Layout-Aware Data Scheduling for bulk end-to-end Data Transfers

LADS: Optimizing Data Transfers Using Layout-Aware Data Scheduling on FAST 2015 by Youngjae Kim et al.

Youngjae Kim is the author of FlashSim, DFTL, HybridStore, NVMalloc and Active Flash.

This paper is talking about bulk data movement between large parallel file systems (PFS) and the HPC systems (e.g. OLCF’s Titan and ALCF’s Mira) and scientific instruments (e.g. ORNL’s SNS and ANL’s APS). The author observed that unaware of the underlying file system layout, contributes to the problem of I/O contention in the PFS. This research aims to lower the storage occupancy rate of stalled I/Os in order to minimize the impact of storage congestion on the overall I/O performance using three techniques: Layout-aware I/O Scheduling, OST congestion-aware I/O scheduling, and object caching on SSDs.

The HPC systems and scientific instruments have large parallel file systems (PFS) connected by a high-performance network as their data storage system. They often needs bulk data movement between geographically distributed organization.

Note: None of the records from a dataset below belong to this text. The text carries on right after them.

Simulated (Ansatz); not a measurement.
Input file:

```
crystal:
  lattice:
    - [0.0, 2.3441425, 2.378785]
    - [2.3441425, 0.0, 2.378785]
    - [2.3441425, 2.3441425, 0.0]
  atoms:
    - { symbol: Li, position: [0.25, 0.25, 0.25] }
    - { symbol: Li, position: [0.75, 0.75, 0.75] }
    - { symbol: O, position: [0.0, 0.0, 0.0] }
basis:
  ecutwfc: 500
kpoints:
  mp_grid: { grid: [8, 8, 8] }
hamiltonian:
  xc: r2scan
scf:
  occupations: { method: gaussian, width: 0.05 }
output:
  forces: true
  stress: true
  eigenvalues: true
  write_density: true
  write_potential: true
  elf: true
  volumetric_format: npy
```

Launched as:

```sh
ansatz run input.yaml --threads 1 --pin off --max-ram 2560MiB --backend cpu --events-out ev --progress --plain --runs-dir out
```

The HPC systems run simulations that have intense computational phases, followed by inter process communication, and periodically by I/O to checkpoint state or save an output file. The simulation’s startup is dominated by a read phase to retrieve the input files as well as the application binary and libraries.

The instruments, on the other hand, do not have a read phase and strictly have write workloads that capture measurements. These measurements are triggered by a periodic event such as an accelerated particle hitting a target which generates various energies and sub-particles. The instrument’s detectors will capture these events and it must move the data off the device before the next event.

File/data transfer on PVFS launches multiple thread to read/write concurrently. The following figure, gives an example when two threads are launches to read two files concurrently. Traditionally, the schedule scheme are unaware of the data layout, such as which server/storage does a slice of data is located. Multiple threads may request data from the same server/storage at the same time, thus cause the contention on that server and all of the threads will be delayed.


We also use multiple thread to read multiple slices of a single file concurrently. As shown in the following figure, these threads can also be delayed when contention occurs.


Given a set of files, we determine where all of the objects reside in the case of reading at the source or determine which servers to stripe the objects over when writing at the sink. We then schedule the accesses based the location of the objects, not based on the file. … If another thread is accessing an OST, the other threads skip that queue and move on to the next. … We then extend layout-aware scheduling to be congestion-aware by implementing a heuristic algorithm to detect and avoid the congested OSTs. … If the average read time during (W) is greater than the pre-set threshold value (T), then it marks the server as congested. The algorithm tells the threads that they should skip congested servers (M) times.

The local storage is faster than network. Some time, “the source’s I/O threads will stall because they have no buffers in which to read”.

To mitigate this, we investigate using a fast NVM device to extend the buffer space available for reading at the source.